The Executive Governor of Zamfara State, Dr. Dauda Lawal, has reiterated his administration’s steadfast commitment to guiding Zamfara State towards sustainable development by inaugurating and initiating a series of pivotal projects in the Anka Local Government Area.

Among the key undertakings announced are the comprehensive reconstruction and modernization of the Emir of Anka’s palace, signaling a revitalization of traditional leadership; the initiation of work on the crucial Anka–Abbare Road, which is expected to significantly improve connectivity; and the construction of a new Local Government Secretariat.

Additionally, the projects encompass the establishment of dedicated offices for the Hisbah Commission and the Community Protection Guards, alongside the reconstruction of the Safe School in Anka, emphasizing the administration’s focus on enhancing educational infrastructure.

During the commissioning event, Governor Lawal highlighted that these projects are a fulfillment of commitments made during his campaign, aimed at transforming the local landscape by improving infrastructure, stimulating economic growth, bolstering public service efficiency, and enhancing the capacities of security agencies. He called for a collective effort from the community to ensure proper maintenance of these facilities, underscoring the shared responsibility in preserving public assets.

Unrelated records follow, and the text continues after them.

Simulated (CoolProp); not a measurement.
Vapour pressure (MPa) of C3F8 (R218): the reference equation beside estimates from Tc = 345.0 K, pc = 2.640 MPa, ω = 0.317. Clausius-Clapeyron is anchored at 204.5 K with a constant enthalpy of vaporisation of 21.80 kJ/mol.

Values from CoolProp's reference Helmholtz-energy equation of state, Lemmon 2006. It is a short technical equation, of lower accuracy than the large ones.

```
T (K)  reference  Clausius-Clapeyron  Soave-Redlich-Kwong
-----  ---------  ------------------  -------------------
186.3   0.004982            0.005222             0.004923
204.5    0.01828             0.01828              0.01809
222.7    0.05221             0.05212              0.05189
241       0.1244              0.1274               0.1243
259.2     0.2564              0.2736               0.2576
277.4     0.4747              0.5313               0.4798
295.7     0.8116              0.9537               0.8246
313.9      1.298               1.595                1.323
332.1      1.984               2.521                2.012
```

Governor Lawal shared that similar projects have also been inaugurated in Tsafe, with plans for upcoming projects in Kaura Namoda, Moriki, Bungudu, Bukkuyum, and Zurmi, all expected to be completed and inaugurated by the year’s end. This ambitious timeline reflects the administration’s urgency in addressing the development needs of various regions within the state.

In his remarks, the governor urged residents and local traditional institutions to collaborate closely in maintaining the newly commissioned structures and supporting the overarching objectives of his administration. “I stand here in Anka today to honor our commitments to the people of Anka Local Government and all of Zamfara State. The official opening of the new palace for the ‘Sarkin Zamfaran Anka’ and the Zamfara State Council of Chiefs is a significant milestone that wraps up today’s agenda,” he stated.

Governor Lawal emphasized the strategic importance of the Anka–Abbare Road, describing it as a critical artery that will not only enhance access to remote areas but also stimulate economic activities and generate multiplier effects throughout the local economy. He articulated the necessity of providing a conducive work environment for civil servants, affirming that the new local government secretariat and dedicated offices will significantly contribute to strengthening law and order within the state.

“Education is the cornerstone of any thriving society. Our focused initiatives are oriented towards fostering a safe, secure, and supportive environment for our students. I am also proud to announce the completion and commissioning of the reconstructed SAFE School Anka today,” he remarked, reaffirming the administration’s dedication to education.

The governor further noted that the commissioning of the Emir’s Palace serves to restore the historical prominence of traditional institutions, which he regards as pivotal custodians of the region’s culture and heritage. He underlined the administration’s awareness of the invaluable role that these institutions play in fostering the state’s growth and emphasized the necessity of aligning development projects with cultural values.

In conclusion, the governor mentioned that after the successful commissioning in Anka and Tsafe, future projects in Kaura Namoda and Moriki will follow suit, while those in Bungudu, Bukkuyum, and Zurmi remain on track for completion and official commissioning before the year concludes.